Paper

Brief 6- Security Issues for Microfinance Following Conflict

How to avoid security risk in conflict affected areas?

MFIs that serve marginalized, insecure communities face risks to their staff, clients, and assets because of the following reasons:

  • Relatively large amounts of cash are carried to the communities during loan disbursements;
  • Tempting sums are carried back to banks or offices after payments are collected;
  • Since the transactions methodology is open and transparent, anyone in the community may know when and where these events take place.
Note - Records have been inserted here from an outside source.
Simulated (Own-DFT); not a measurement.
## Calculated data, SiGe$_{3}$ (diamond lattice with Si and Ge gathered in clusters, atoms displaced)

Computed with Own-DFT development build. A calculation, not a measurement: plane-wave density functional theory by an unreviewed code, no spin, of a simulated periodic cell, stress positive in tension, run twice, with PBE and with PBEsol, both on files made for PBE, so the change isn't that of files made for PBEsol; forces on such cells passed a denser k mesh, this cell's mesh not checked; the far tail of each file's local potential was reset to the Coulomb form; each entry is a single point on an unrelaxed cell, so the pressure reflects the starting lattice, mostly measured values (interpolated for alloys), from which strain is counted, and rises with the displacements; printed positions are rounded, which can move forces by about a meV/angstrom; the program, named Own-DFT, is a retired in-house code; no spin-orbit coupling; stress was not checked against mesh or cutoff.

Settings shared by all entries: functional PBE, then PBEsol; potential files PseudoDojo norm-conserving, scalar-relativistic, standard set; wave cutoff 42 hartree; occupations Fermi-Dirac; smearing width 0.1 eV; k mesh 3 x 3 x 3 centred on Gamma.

Factors which increase the risk in conflict affected areas are that weapons are available, and demobilized soldiers, trained to use arms, may feel the need to use them. The absence of commercial banks also increases risk. Some of the security guidelines in conflict affected areas that are mentioned in the paper, are:

  • Encouraging staff to be continuously vigilant;
  • Staff and clients wearing uniforms of organizational T-shirts;
  • Wearing clothes and shoes which allow running, if necessary;
  • Traveling during the day. 

The paper suggests steps for commercial banks:

  • Travel in groups of twos or fours;
  • Hire more male loan officers;
  • Never allow personnel to travel alone. 

The author recommends the following steps where commercial banks do not exist:

  • Avoid cash loan disbursements;
  • Encourage clients to make payments to the group treasurer outside the group meetings;
  • On payment days, randomly choose a member to carry cash to the bank.